The Data Science Portfolio, Part Two: The Building Blocks
(This is the second installment of The Data Science Portfolio series. You can catch up on the first part here.)
Here is a sample plan for crafting a Data Science portfolio project:
1. Data Merging and Cleaning
If your data is from multiple sources or in different formats, now is the time to merge it all together and resolve any issues like missing data, incoherent or inconsistent entries and outliers.
2. Data Exploration and Hypothesis Formation
When starting a new project, the natural first step should always be an exploration of the data in order to gain an intuitive understanding about each variable and about the relationships between them. In data science this step is know as exploratory data analysis, or EDA for short. EDA includes, but is not limited to, data summarization, aggregation, visualization and correlation. This is the stage when the data scientist starts asking questions of the data, and forming hypotheses of what the answers might be. At the end of this stage, the data professional picks 1-2 questions or hypotheses, and proceeds to delve deeper into the advanced analytics needed to obtain an answer.

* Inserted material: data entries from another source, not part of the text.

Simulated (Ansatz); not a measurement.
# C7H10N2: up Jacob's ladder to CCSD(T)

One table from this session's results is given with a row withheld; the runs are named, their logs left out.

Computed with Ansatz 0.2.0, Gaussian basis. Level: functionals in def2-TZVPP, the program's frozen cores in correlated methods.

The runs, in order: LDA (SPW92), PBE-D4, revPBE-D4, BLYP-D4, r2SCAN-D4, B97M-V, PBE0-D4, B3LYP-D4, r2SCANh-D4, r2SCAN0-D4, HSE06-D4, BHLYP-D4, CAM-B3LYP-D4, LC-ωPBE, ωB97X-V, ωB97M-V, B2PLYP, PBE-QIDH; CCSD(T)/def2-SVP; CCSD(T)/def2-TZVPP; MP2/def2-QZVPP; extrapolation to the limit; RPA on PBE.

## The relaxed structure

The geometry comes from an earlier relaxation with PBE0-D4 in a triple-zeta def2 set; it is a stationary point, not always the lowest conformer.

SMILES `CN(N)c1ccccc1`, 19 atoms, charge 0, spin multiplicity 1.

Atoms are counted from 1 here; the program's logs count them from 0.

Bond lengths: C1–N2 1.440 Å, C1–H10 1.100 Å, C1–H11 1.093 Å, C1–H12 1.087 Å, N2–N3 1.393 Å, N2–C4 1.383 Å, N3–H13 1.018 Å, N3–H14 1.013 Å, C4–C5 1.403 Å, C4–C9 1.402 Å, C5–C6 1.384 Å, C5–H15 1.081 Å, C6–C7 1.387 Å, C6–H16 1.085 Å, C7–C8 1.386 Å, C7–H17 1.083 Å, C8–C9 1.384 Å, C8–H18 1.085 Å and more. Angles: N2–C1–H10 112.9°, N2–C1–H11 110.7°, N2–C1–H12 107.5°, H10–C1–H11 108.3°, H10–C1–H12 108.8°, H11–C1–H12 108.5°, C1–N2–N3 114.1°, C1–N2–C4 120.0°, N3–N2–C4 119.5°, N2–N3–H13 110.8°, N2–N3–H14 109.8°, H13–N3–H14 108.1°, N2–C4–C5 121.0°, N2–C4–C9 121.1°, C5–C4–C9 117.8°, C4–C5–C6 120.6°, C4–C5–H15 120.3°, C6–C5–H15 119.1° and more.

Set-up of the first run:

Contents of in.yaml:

3. Hypothesis Testing and/or Machine Learning
At this step in the project, we have some intuition about the data, and we have a clear hypothesis or question for further research. Now, it’s time to do a deep dive and look for evidence that answers our question or supports our hypothesis. At this step, we do statistical analysis, feature and model selection and engineering, model training and predictions, cross-validation analysis, and model performance analysis. Did your chosen model/methodology do well on the testing data? Can you do better? This step is typically not a one-off process. You will often want to get back to the beginning and try different approaches until you come up with a satisfactory and defensible answer to your research question or evidence for your hypothesis (or against it).
If you need a refresher on statistics, this book is a great source:
4. Interpret Results and Make Recommendations
Finally, once you are satisfied that your science is sound and your results are tested and validated, it’s time to communicate your results and make business recommendations based on them. Whether you are trying to convince your CMO that one marketing strategy is far superior to another, or your CEO that the new recommender system you have built will deliver a much better user experience and increased profits compared to the old one, now is your time to shine! While all the hard work that you have put in so far is very important to the success of your project, this step can make it or break it. Why? Because all your work so far is very likely either not visible or not accessible to the decision makers in your company, and people tend to mistrust what they don’t understand. Present your results to your stakeholders in the wrong way, and your project has a good chance of not gaining any traction, or never seeing the light of day for its intended purpose. Telling a compelling story with data, and getting buy-in for your recommendations is a very broad and important topic, but here are a few bullet points to steer you in the right direction:
- Plain English, please!
- Evidence, evidence, evidence!
- If it’s too good to be true, it probably isn’t.
- What’s next?
When communicating your results to business stakeholders and making recommendations, use plain, jargon-free language, and steer clear of technical details as much as possible. Start with the bottom line of your results or recommendations, and with how they would best be put into practice for maximum impact.
Link the recommendations you make to specific results from your analysis. Give some background on your thinking and the logic that brought your to that particular conclusion. The more evidence you can provide, the better.
No data science project is every perfect. As data scientists, we make assumptions and inferences, and we define thresholds for success for our projects based on them. There is always a caveat to our findings and limitations to our analyses. When communicating results to stakeholders, it is important to be upfront about the assumptions you’ve made in your work, and to be specific about the scope of your recommendations.
While you have done your best to test and document the solution to your chosen research question or hypothesis, a data story is never finished. If you look back to your EDA step, there are probably several other interesting questions and hypotheses that you uncovered in the data, and that you were not able to pursue in the current project. What are they? What other directions or angles are left to be pursued, that would add to the company’s understanding of the subject being researched?
Congratulations! You have completed your first data science portfolio project! After many hours of work, and hopefully many rounds of feedback from friends and mentors, your data story is informative and compelling. The next step at this point is to share your work and insights with the world by posting your work or linking to it on GitHub, LinkedIn, Kaggle (if using data from there), your personal blog, etc. Answering relevant questions and engaging with the community on Stack Overflow or Quora will also help establish you as an expert in the field, while also increasing your visibility in all these professional channels that recruiters and hiring managers often go to when looking to add data scientists to their teams. As with anything, when starting to build a data science portfolio for the first time, the first project is always the hardest, but you got this: if anyone can do it, it’s you!